An abbreviated User’s Guide to a Black Joe Lewis Concert: casually dance to the beat; ignore the incredibly suggestive lyrics; repeat for the duration of the concert.
Bluesy funk group Black Joe Lewis & The Honeybears made it out to the High Noon Saloon Wednesday night, delivering a soulful performance that had the crowd swingin’. The Start-up out of Austin, Texas, blends the classic genres of soul, jazz and R&B to deliver gritty melodies with abrasive rhythm. Heavily relying on saxophones, trumpets, guitars and drums, Black Joe Lewis plays with a dignified sense of rhythm. The incorporation of said instruments delivers a velvety quality to each song that contrasts with the vocalist’s gravelly cry. The beat of the drums, the calculated screech of the trumpet and the hearty roar of the saxophone all manage to smoothly coalesce with Joe’s ragged vocals and provocative lyrics. The instrumentalists behind him managed to maintain composure, allowing for a cohesive performance in spite of Joe’s haphazard exclamation of lyrics.
Opening up for the main act was indie rock band Pickwick, whose performance featured canorous vocals from lead singer Galen Disston. While the main allure of Black Joe Lewis & The Honeybears is the band’s bold incorporation of instruments, Pickwick succeeds in doing exactly the opposite. Disston’s voice shines in the forefront, so that all instrumental elements serve as melodic background music to his animatedly-pronounced lyrics. Their sound, while now generally classified as indie rock, initially carried more folk-like influences. Pickwick has since broadened its fanbase with the decision to switch up its sound to something more reminiscent of The Black Keys. Pickwick consequently made headway in their hometown of Seattle, where their album Myths quickly became one of the top-selling albums in the city. The group has recently performed to sold-out venues in Seattle and is set to accompany an increasing number of indie groups in their tours this year.
Both Black Joe Lewis and Pickwick have similarly eccentric lyrics. In perhaps Black Joe Lewis’s most popular song ,“Sugarfoot,” the band sings out, “Straight up to my bedroom we go / starts doing things I’d never know.” These racy themes that run through the majority of the group’s songs are easily overlooked, thanks to the jittery manner in which Lewis rasps them out. He belts them out in such a way that makes it difficult to understand what he’s saying.
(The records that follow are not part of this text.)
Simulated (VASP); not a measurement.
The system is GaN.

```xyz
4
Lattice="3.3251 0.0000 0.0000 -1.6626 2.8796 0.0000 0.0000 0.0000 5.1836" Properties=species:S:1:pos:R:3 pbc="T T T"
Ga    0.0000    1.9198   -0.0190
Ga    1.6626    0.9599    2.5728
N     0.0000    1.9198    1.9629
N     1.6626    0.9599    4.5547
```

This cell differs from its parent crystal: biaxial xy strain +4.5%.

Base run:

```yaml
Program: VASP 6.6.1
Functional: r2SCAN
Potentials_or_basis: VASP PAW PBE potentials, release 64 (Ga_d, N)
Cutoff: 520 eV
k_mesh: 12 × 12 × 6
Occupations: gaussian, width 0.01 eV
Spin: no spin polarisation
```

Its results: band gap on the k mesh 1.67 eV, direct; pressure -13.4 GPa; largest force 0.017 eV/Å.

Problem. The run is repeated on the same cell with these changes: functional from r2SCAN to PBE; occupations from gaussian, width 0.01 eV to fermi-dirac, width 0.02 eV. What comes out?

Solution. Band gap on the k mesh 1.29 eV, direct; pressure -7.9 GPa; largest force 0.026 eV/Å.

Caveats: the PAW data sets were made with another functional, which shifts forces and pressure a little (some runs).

The themes that run through Pickwick songs are just as interesting, yet much more cryptic: “Your voice was sweet / no more drinking / you were selling me out.” The ambiguity prevalent in Pickwick lyrics allows for a looser, more artistic interpretation than Black Joe Lewis’s blunt “baby… give me love.” But it’s fine. The hearty tune of the saxophone covers up Lewis’ vocals.
Amusing lyrics aside, the High Noon Saloon housed a talented bunch of musicians Wednesday night. Lead vocalist of Pickwick captivated the crowd with his distinctive harmony and Black Joe Lewis & The Honeybears entranced with an impressive medley of instrumentals. The marked contrast in styles between the two bands resulted in a solid string of soulful tunes.
Final tip in the User’s Guide: pay no attention to what Black Joe Lewis is saying; it’s all about the sax.